Cancel outstanding threads prior to closing sqlite connection by crtschin · Pull Request #4886 · haskell/haskell-language-server

crtschin · 2026-04-05T20:13:13Z

From the investigation in #4884 (comment).

I was repeatedly running the ghcide-tests to debug flakiness, and next to the EOF closed handle reads, I also encountered segfaults. Investigating the latter further via the coredumps showed some sqlite functions, suggesting use-after-free of the sqlite handle.

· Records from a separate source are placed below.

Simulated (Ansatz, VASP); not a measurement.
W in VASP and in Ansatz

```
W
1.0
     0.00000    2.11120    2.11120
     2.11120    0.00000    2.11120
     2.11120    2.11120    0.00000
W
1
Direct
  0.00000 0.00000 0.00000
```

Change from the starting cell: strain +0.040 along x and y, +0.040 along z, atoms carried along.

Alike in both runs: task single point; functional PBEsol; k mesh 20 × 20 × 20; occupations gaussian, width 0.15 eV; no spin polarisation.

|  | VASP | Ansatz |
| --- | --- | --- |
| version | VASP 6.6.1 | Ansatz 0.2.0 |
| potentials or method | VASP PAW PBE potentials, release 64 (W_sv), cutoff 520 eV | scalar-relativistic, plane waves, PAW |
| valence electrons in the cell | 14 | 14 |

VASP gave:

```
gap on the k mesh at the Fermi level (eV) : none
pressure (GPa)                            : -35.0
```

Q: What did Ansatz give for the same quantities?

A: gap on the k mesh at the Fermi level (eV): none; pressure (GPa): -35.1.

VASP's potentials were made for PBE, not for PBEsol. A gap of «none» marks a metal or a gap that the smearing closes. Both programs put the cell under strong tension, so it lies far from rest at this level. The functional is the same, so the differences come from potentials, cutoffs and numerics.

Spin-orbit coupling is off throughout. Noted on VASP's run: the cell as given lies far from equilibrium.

The problem here is that the connections are spawned and given to numerous async threads, either to handle the request, or via the shake session. These async threads outlive the workerthread lifetimes, leading to racey use-after-frees. Solve this by both keeping track of live threads and cancelling those, and additionally issuing a shake session shutdown prior to leaving. The segfaults disappear with these changes.

Edit: Removed the cancellation of the threads that were handling the request, and only included the shake shutdown prior to leaving scope. This was enough to avoid segfaults in my case (running a small portion of the testsuite 100x repeatedly), and stops the tests on CI from failing.

fendor

Amazing detective work! CI was green at the first attempt, if this fixes the segmentation faults we have been observing on windows, this would be a huge win!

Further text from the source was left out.